A Closer Look: Charity Children in the Strand on 7 July 1713

Curator Laura Popoviciu takes a closer look at George Vertue's 18th-century print that celebrates the Peace of Utrecht

After 12 years of global conflict, European powers proclaimed the long-awaited Peace of Utrecht. To celebrate, Queen Anne hosted a National Thanksgiving service at St Paul’s Cathedral in London in 1713. To commemorate the procession that followed, the Lord Mayor of London asked the engraver George Vertue to provide a visual record of the event.

Take another look...

Now that you’ve watched the video, take your time and observe these intricate details in Vertue’s engraving.

  • Charity children

    Did you know that blue was the traditional colour of charity? In the engraving, 4000 charity children are shown wearing blue coats, caps, bonnets and badges, singing hymns written specifically for the occasion. The system of charity schools was inaugurated during the reign of Queen Anne.

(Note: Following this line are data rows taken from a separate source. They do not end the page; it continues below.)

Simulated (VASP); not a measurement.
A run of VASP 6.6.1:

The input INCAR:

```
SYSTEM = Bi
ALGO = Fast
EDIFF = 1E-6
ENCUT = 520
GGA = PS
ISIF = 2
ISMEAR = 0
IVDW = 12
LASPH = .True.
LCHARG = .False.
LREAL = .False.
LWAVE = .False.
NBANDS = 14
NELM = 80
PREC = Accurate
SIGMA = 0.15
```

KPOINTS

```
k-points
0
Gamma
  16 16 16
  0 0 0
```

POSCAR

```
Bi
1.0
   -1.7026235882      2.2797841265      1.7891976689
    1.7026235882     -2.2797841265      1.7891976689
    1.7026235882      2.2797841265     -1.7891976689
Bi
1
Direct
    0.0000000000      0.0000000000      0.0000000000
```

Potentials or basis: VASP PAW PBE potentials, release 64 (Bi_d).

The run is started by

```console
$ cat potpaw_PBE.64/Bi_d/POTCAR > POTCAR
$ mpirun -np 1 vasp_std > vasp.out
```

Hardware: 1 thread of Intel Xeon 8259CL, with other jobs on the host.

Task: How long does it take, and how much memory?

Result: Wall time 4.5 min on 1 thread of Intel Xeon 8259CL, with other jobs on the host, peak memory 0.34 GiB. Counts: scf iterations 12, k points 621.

  • Members of Parliament and the House of Lords

    200 members of both Houses, all dressed in ceremonial robes, left Parliament and paraded in their ornate, pastel-coloured, horse-drawn carriages.

  • Queen Anne

    The Queen was too tired to attend the procession, as per her physician’s advice. George Vertue came up with an ingenious solution to introduce her as a virtual participant in the event: on top of the image, pinned on the dark velvet floating curtain, she is depicted on a silver medal.